My name is Josh Simons. I work for Steve Herrod in the Office of the CTO here at VMware, having joined the company in March of this year from Sun Microsystems. I’m an HPC guy. That’s High Performance Computing, for those not familiar. HPC is all about compute and storage intensive workloads, which are often floating-point heavy, usually technical, very often parallel, and often scientific. But not always.
While some of the largest computers on the planet are HPC systems, HPC is not all about the high end. There are many companies and other organizations using HPC techniques for business and other advantage in their own areas. According to IDC, many of these are enterprise customers who have realized that they are running an increasing amount of compute-intensive workload in their environments for a variety of reasons.
I am sometimes asked what someone with over 20 years of experience in HPC is doing at VMware. Why the career change? Actually, I’ve joined VMware to lead a new HPC effort, one based on bringing the value of virtualization to the HPC Community. I spent roughly the last year looking at the strengths and weaknesses of virtualization for HPC and came to the conclusion that vHPC — virtualized HPC — may be uniquely able to address several important pain points for HPC customers while also offering entirely new capabilities that we can leverage to great advantage for HPC.
I’d like to use this space within the Office of the CTO community page to explore the above topic in more detail through a series of pieces that I hope will attract some commentary and discussion. While I am enthusiastic about the potentials of vHPC, you will not find fanboi giddiness here. I’m quite aware of both the benefits and the considerable challenges of delivering a vHPC vision and intend to present a balanced view by covering all aspects.
Back in June I was in Hamburg, Germany at the 25th annual International Supercomputing Conference (ISC ’10) where I ran a Birds-of-a-Feather session titled Virtualization and HPC that was very well attended. The talk outlined some of the major potential uses of virtualization for HPC and touched on some performance-related topics as well. As this is very appropriate material for this introductory piece, I’ve reproduced much of what I covered below. Readers already familiar with the basics of virtualization and its capabilities can skip to the second section.
Since some readers may not be very familiar with virtualization, I’d like to first define what we mean by the term and also briefly discuss how virtualization is used in an enterprise setting. With this context we can then look at the uses of virtualization for HPC in more detail.

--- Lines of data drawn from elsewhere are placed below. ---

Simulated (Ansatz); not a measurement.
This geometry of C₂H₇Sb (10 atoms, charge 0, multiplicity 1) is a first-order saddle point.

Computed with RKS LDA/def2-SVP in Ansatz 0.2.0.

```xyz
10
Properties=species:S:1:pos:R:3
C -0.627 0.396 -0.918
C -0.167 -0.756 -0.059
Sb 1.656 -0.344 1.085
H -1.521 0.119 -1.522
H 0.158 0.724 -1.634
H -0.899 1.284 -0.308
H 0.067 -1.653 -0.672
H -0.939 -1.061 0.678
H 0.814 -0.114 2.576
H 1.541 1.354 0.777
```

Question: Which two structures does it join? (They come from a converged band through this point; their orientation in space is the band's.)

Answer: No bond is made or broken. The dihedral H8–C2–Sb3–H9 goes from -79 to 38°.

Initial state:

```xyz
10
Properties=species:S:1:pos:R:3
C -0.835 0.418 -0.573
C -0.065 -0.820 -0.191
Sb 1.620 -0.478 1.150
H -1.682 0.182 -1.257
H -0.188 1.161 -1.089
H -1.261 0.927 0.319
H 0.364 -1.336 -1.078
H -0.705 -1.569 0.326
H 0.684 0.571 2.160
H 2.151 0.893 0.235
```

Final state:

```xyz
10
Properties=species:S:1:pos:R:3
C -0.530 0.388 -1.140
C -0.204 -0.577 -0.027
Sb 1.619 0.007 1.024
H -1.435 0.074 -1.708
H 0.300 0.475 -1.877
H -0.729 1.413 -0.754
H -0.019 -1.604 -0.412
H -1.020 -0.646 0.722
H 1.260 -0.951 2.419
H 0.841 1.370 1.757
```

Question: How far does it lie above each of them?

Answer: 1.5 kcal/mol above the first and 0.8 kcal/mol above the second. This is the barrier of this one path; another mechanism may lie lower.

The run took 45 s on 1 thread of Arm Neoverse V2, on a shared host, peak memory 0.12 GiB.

OS virtualization (Fig 1) involves two basic concepts: the insertion of a virtualization layer that manages the physical resources of a server and the encapsulation of an operating system and its applications in a container called a virtual machine. Once this encapsulation is done it is then possible to run multiple virtual machines on a single physical system with access to underlying resources controlled by the virtualization layer. Many readers will be familiar with desktop virtualization through the use of VMware Fusion, Parallels Desktop, or Oracle VM VirtualBox. With such products, one’s guest operating system runs within a virtual machine on a host operating system — for example, Windows XP running in VMware Fusion on Mac OS X. While the principles are similar, in the server virtualization case there is not a host operating system running under the virtual machine, but rather a thin and highly optimized piece of software called a hypervisor. As we will discuss later, the nature of the interface between the hypervisor and the virtual machine is important for both enterprise and HPC uses of virtualization.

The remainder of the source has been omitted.